I am new to python and I am using pandasql to perform condition-based joins:

from pandasql import sqldf
pysqldf = lambda q: sqldf(q, globals())

q = """
    SELECT *
        FROM
            a_Df A
        INNER JOIN
            b_Df B
        ON 
            a.effective_date between b.effective_date-5 and b.effective_date
            and a.id =b.id
    """
pj = pysqldf(q)

This query is basically for scaling date from effective_date-5 and current effective_date, but this is not functioning in the expected order i.e. Let's say current effective_date is '2021-03-21' then effective_date-5 is giving 2016 instead of '2021-03-16', hence I am not getting the desire output.

So the query becomes:

q = """
        SELECT *
            FROM
                a_Df A
            INNER JOIN
                b_Df B
            ON 
                a.effective_date between '2016' and '2021-03-21'
                and a.id =b.id
"""

instead of

q = """
        SELECT *
            FROM
                a_Df A
            INNER JOIN
                b_Df B
            ON 
                a.effective_date between '2021-03-16' and '2021-03-21'
                and a.id =b.id
    """

and as the dateset is huge I cannot perform hardcoded changes.

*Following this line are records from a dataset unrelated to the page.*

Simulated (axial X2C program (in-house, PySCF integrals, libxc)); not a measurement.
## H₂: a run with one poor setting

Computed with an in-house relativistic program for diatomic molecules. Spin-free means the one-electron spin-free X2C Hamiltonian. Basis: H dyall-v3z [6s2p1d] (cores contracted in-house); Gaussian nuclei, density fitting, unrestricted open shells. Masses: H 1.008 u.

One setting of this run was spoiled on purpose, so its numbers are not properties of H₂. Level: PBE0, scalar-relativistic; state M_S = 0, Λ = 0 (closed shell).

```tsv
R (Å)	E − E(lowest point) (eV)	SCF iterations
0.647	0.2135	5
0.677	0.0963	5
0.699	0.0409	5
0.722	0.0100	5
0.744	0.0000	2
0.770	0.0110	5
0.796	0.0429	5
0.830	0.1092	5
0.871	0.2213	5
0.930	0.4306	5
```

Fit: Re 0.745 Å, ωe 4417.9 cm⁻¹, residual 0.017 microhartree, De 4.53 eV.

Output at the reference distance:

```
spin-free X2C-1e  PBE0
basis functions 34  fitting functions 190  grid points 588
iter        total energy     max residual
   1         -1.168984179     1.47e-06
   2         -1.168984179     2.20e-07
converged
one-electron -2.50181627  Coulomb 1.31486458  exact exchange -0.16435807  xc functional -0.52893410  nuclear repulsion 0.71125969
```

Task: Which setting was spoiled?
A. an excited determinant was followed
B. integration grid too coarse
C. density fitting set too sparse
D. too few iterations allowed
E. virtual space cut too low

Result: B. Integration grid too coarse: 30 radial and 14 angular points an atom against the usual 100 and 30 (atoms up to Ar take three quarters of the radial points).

Does anyone have any idea on how to solve this?

1

There are 1 best solutions below

0
On

as this pandasql/sqldf work on sqlite so anyone can try any function that sqlite support, hence the syntax would be like this..

from pandasql import sqldf
pysqldf = lambda q: sqldf(q, globals())

q = """
    SELECT *
        FROM
            a_Df A
        INNER JOIN
            b_Df B
        ON 
            a.effective_date between date(b.effective_date, '-5 day')and b.effective_date
            and a.id =b.id
    """
pj = pysqldf(q)